KABUL: The Taliban in Afghanistan have not yet shown any sign they are serious about ending their 17-year insurgency despite US efforts to push a fresh peace process, the country´s de facto prime minister told AFP.
Abdullah Abdullah, who serves as “chief executive” of the unity government in Kabul, struck a far more skeptical tone about the prospects of a deal than his political rival, President Ashraf Ghani, and his Western counterparts.
Ghani said earlier this month it was “not a question of if, but when” an agreement would be reached with the Taliban, while the US envoy to the country even raised the possibility of a breakthrough before presidential elections in April.
“Recently there are renewed efforts in terms of the international community and especially the US,” Abdullah told AFP during a wide-ranging interview in Paris that also covered his own political ambitions.
“We are not judging it too prematurely, but I would say that our experience as of now has been that they (the Taliban) have not shown any intention to get seriously engaged in the peace negotiations,” he added.
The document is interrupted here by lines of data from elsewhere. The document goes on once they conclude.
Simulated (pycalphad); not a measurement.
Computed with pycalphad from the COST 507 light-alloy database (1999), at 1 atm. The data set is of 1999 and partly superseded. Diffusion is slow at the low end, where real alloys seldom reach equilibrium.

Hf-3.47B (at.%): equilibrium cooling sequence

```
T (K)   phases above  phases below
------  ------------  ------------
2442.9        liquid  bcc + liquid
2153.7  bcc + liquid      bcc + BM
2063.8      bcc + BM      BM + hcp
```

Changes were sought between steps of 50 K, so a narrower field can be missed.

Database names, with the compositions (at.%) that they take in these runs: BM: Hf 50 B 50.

The comment on Wednesday came after the latest atrocity targeting civilians in Kabul when a bomber killed 55 people at a banquet hall at a ceremony to mark the birthday of Holy Prophet Muhammad (Peace Be Upon Him).
Abdullah, a political veteran of the fight against Soviet forces in the 1980s and Taliban rule in the 90s, called it “beyond comprehension.”
Beleaguered Afghan security forces are also suffering an unprecedented level of casualties across the country where the Taliban and the Islamic State group are stepping up attacks.